Load + validate a config payload; return a frozen :class:GenoLeWMConfig.

source may be:

  • A :class:Path (or str) — read the file as YAML.
  • A :class:Mapping — treat it as the already-parsed payload (used by --set override merging in PR #29 and by the unit tests).

Validation:

  • Unknown top-level keys → :class:UnknownTopLevelKeyError.
  • Missing required subsystem keys → :class:MissingConfigError.
  • Wrong value type on any field → :class:ConfigError.
Source code in geno_lewm/config/loader.py
def load_config(source: Path | str | Mapping[str, Any]) -> GenoLeWMConfig:
    """Load + validate a config payload; return a frozen :class:`GenoLeWMConfig`.

    ``source`` may be:

    * A :class:`Path` (or ``str``) — read the file as YAML.
    * A :class:`Mapping` — treat it as the already-parsed payload (used
      by ``--set`` override merging in PR #29 and by the unit tests).

    Validation:

    * Unknown top-level keys → :class:`UnknownTopLevelKeyError`.
    * Missing required subsystem keys → :class:`MissingConfigError`.
    * Wrong value type on any field → :class:`ConfigError`.
    """
    if isinstance(source, Mapping):
        payload: Any = source
    elif isinstance(source, str | Path):
        payload = _resolve_payload(source)
    else:
        raise InputError(
            "config payload must be a mapping at the top level",
            details={"got": type(source).__name__},
        )
    if not isinstance(payload, Mapping):
        raise InputError(
            "config payload must be a mapping at the top level",
            details={"got": type(payload).__name__},
        )
    return _build_top_level(dict(payload))

load_default

load_default(name: str) -> GenoLeWMConfig

Shorthand for load_config(DEFAULTS_DIR / f"{name}.yaml").

Accepts the documented command names (train / score / eval / plan). Raises :class:MissingConfigError if the YAML template is missing.

Source code in geno_lewm/config/loader.py
def load_default(name: str) -> GenoLeWMConfig:
    """Shorthand for ``load_config(DEFAULTS_DIR / f"{name}.yaml")``.

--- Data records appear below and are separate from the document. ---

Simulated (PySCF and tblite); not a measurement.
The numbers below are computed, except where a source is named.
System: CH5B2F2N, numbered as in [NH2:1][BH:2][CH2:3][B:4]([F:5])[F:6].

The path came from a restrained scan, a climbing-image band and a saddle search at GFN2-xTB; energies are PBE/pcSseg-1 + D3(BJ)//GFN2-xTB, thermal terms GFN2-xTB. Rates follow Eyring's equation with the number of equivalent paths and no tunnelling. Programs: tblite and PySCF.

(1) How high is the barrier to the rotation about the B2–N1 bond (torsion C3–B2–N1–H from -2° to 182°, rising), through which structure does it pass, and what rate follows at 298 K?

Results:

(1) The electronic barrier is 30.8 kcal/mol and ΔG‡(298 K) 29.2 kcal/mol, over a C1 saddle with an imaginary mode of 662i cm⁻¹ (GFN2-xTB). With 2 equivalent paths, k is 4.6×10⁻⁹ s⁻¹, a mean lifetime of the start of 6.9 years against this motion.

    Accepts the documented command names (``train`` / ``score`` /
    ``eval`` / ``plan``). Raises :class:`MissingConfigError` if the
    YAML template is missing.
    """
    target = DEFAULTS_DIR / f"{name}.yaml"
    if not target.is_file():
        raise MissingConfigError(
            f"no default config for command {name!r}",
            details={"path": str(target), "known": sorted(_known_defaults())},
        )
    return load_config(target)

write_resolved_config

write_resolved_config(cfg: GenoLeWMConfig, path: Path | str) -> Path

Write cfg as canonical YAML to path; return the absolute path.

Canonical = sort_keys=True, default_flow_style=False, no anchors. The result hashes byte-stably so the manifest's training.config_file hash matches between machines.

Source code in geno_lewm/config/loader.py
def write_resolved_config(cfg: GenoLeWMConfig, path: Path | str) -> Path:
    """Write ``cfg`` as canonical YAML to ``path``; return the absolute path.

    Canonical = ``sort_keys=True``, ``default_flow_style=False``, no
    anchors. The result hashes byte-stably so the manifest's
    ``training.config_file`` hash matches between machines.
    """
    target = Path(path)
    target.parent.mkdir(parents=True, exist_ok=True)
    text = yaml.safe_dump(
        config_to_dict(cfg),
        sort_keys=True,
        default_flow_style=False,
        allow_unicode=True,
    )
    target.write_text(text, encoding="utf-8")
    return target.resolve()

iter_top_level_field_names

iter_top_level_field_names() -> Iterator[str]

Yield the canonical top-level keys accepted by the loader.

The loader rejects any payload key not in this set via :class:geno_lewm.errors.UnknownTopLevelKeyError. Tests use this helper to assert the schema and the AC list stay in sync.

Source code in geno_lewm/config/schema.py
def iter_top_level_field_names() -> Iterator[str]:
    """Yield the canonical top-level keys accepted by the loader.

    The loader rejects any payload key not in this set via
    :class:`geno_lewm.errors.UnknownTopLevelKeyError`. Tests use this
    helper to assert the schema and the AC list stay in sync.
    """
    for f in fields(GenoLeWMConfig):
        yield f.name